Alperin, 242 F.Supp.2d at 694-95. It will be interesting to say the least to watch the district court struggle on remand to enforce its rulings against the Vatican. Based on my experience with litigation involving foreign nations, it will be just a matter of time until the State and Justice Departments are dragged into this case as the district court begins to reach out for evidence and witnesses and to exercise its power to enforce its orders.
Ill
No one could possibly be comfortable identifying a barrier to the relief sought by these plaintiffs, persons who suffered some of the most unspeakably grievous injuries to their lives and families. As Judge Reinhardt said in Deutsch, the Holocaust was “the most atrocious act ever perpetrated by a civilized (or uncivilized) people, an act unparalleled in history.” 324 F.3d at 704. Nevertheless, our courts are not the appropriate fora for redress. What the majority has unintentionally accomplished in *569embracing this case is nothing less than the wholesale creation of a World Court, an international tribunal with breathtaking and limitless jurisdiction to entertain the World’s failures, no matter where they happen, when they happen, to whom they happen, the identity of the wrongdoer, and the sovereignty of one of the parties. The consequences of this holding are overwhelming. I need go no deeper than Jhe third amended class action complaint to illustrate this point:
1. This is a civil action arising under customary international law and the laws of the United States of America on behalf of named Plaintiffs and a class of all Serbs, Jews, and former Soviet Union citizens (and their heirs and beneficiaries), who suffered physical, monetary and/or property losses including slave labor, due to the systematic and brutal extermination of Jews, Serbs, and Romani by the Nazi puppet Regime, The Independent State of Croatia (NDH) led by Pavelic’s Ustasha Regime, and as a result of the occupation of. the former Soviet Union by Croatian military forces in concert with their German occupation forces. This is an action against the Vatican Bank, Franciscan Order and Unknown Catholic Religious Orders, Croatian Liberation Movement (HOP), Swiss National Bank (SNB) and as yet unnamed recipients of Nazi and Ustasha Loot, Swiss, Austrian, Argentine, Spanish, Italian, Portuguese, and German banking institutions and California and other United States correspondent banks for their participation in and benefit from the Ustasha Regime’s acts of cruelty and violence.

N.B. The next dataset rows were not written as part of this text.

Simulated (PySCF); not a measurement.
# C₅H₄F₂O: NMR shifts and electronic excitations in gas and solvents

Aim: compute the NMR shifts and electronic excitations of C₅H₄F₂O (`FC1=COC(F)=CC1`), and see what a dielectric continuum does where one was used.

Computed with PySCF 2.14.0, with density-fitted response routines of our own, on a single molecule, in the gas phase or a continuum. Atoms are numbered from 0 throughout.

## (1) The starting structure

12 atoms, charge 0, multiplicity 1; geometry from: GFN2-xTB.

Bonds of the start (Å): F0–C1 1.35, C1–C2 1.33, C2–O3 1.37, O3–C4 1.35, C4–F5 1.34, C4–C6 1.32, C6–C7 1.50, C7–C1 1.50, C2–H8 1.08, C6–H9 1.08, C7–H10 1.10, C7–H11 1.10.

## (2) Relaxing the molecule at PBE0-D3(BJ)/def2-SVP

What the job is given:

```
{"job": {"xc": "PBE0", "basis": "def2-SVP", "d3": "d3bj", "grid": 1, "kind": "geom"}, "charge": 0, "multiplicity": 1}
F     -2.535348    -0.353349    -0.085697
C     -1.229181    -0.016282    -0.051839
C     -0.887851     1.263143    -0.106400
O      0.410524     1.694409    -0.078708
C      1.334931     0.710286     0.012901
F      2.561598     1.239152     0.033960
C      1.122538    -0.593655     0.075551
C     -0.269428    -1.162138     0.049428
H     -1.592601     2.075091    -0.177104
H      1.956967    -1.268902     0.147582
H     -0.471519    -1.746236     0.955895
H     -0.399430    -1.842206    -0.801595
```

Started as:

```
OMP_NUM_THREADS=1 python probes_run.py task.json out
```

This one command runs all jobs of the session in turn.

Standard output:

2. Plaintiffs and their heirs and beneficiaries seek accounting, restitution, disgorgement, and to recover damages arising out of the participation of Defendants, Vatican Bank or Istituto Per Le Opere Di Religione (hereinafter referred to as IOR), the Franciscan Order (OFM) and Unknown Catholic Religious Orders, Croatian Liberation Movement (HOP), Swiss National Bank' (SNB), unknown recipients of Nazi and Ustasha-loot, and other banking institutions and correspondent banks and religious orders and organizations in a common scheme and course of conduct: (a) to profit from, both directly and indirectly, the inhumane and genocidal system instituted by the Nazi-directed Ustasha Regime in Croatia and territories subject to Croatian civil or military occupation upon those peoples that it viewed, not as human beings, but as subhuman according to Nazi and Ustasha ideology; (b) to obtain, accept, conceal, convert and profit from assets looted by the Ustasha Regime and deposited in, or liquidated through, the IOR, SNB, unnamed Doe Defendant Banks, and Franciscan Order during the ascendancy of the Ustasha Regime and following the demise of the Regime at the behest of the former Ustasha and Nazi leaders,through the offices of the Franciscan Order; and (c) to retain and convert assets deposited in their institutions by the Croatian Liberation Movement, Ustasha and/or the Franciscan Order and Unknown Catholic Religious Orders.
3.Defendants committed, conspired to commit, and aided and abetted others who committed crimes against peace, war crimes and crimes against humani- • ty. Defendants assisted the Ustasha Regime and its leaders as well as prominent Nazis to successfully evade justice for their genocidal crimes by concealing and making available the considerable assets of the Ustasha Treasury.
* * *
WHEREFORE, Plaintiffs pray that the Court:
*5701. Certify this action as a class action pursuant to FEDERAL RULE OF CIVIL PROCEDURE 23, and designating named Plaintiffs as the class representatives and counsel for Plaintiffs as Class counsel.
2. Declare that Defendants by trafficking in, retaining, disposing of and concealing assets looted from targets of the Ustasha Regime with knowledge that the assets had been obtained through the systematic persecution, torture, slave labor, force, and murder, violated international treaties and customary international law enforceable in this Court as federal common law, the law of the nations and international law.
3. Order Defendants to make available all information relating to the Ustasha Treasury in order that an accounting of assets may be realized.
4. Direct Defendants to return all identifiable property looted from Plaintiffs and received by Defendants.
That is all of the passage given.